After reviewing this thought I would add that the best explanation I have ever seen for the "wave thing" and ships on the horizon is contained in 'Earth Not a Globe' by Samuel Rowbotham (using the pseudonym "Parallax") which has been posted on-line.
In all sincerety, Dionysios, thanks for posting this.
I've had a look at the chapter on why ships appear to disappear hull-first over the horizon, and I am pleased to say that Rowbotham has one of the finest understandings of the mathematically demonstrable concept of perspective that I have ever come across.
Rowbotham explains the the ship-horizon issue based on the following premeses:
1.--That the larger the object the further will it require to go from the observer before it becomes invisible.
2.--The further any two bodies, or any two parts of the same body, are asunder, the further must they recede before they appear to converge to the same point.
3.--Any distinctive part of a receding body will be-come invisible before the whole or any larger part of the same body.
From these true principles he rightly concludes that a ship, receding a great distance, will appear to diminish, and that its distinct parts will become as one to a distant observer. Since the hull is just such a distinctive part, naturally the hull will itself appear to disappear.
Can a more true statement about the nature of perspective be made? I must once again praise Mr. Rowbotham's capability for demonstrating the abstract in an understable way, and also for demonstrating that he has never once in his life looked at a ship on the sea, or for that matter, the sun in the sky. His myriad diagrams all show a similar scene: an object, detailed when viewed up close but vanishing into a point as they recede into the distance, illustrate something exactly unlike the phenomena Rowbotham claims to be explaining: for who among those who claim that they have seen, through telescopes, ships recede below horizon, will admit that they seem to shrink to mere points before doing so? Who too will claim that the sun -- a disc of measurable size in the sky -- when going to its resting place in the West at the end of every day, is squeezed
uniformly into a mere speck of furiously bright light against the darkening blue sky, and then vanishes altogether?

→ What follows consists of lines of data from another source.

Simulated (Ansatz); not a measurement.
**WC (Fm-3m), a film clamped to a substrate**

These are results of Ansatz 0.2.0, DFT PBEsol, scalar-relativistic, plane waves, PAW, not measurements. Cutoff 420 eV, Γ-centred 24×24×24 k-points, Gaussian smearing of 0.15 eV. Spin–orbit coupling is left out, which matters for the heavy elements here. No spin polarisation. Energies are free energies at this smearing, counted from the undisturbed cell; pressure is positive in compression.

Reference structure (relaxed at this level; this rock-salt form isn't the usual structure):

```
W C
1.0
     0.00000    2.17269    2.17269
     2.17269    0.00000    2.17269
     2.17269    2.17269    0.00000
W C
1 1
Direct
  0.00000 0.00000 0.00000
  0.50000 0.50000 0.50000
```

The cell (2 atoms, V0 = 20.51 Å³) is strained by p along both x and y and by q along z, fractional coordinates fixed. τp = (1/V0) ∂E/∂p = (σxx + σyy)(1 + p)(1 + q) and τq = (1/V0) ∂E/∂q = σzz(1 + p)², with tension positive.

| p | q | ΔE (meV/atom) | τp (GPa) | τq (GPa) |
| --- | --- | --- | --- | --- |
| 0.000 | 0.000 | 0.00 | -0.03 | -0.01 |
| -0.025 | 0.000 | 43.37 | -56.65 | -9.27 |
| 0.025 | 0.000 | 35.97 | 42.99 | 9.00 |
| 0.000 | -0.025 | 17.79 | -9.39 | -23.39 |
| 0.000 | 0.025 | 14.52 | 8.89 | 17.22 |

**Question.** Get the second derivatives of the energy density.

No, indeed, perspective -- a notion elegantly, completely, and soundly elucidated by Mr. Rowbotham -- is in fact so distinct from one's view of the obvious and undeniable nature of ships and suns that one is led to conclude that Mr. Rowbotham has spent every waking minute of his life in his cellar. Possibly his internment (or interment) was broken by an occassional reptilian crawl on his belly in the thick grass lining the 3-mile wall leading out to the Poolbeg Lighthouse in Ireland --- which wall and grass must have severly limited his view of sun and sea.
To all who desire to learn the mysteries of perspective -- and nothing else at all -- from a longwinded reptile and his vague, confusing, eyestraining sketches, I heartily encourage you to read "Earth: Not a Globe" by the renouned Samuel Rowbotham.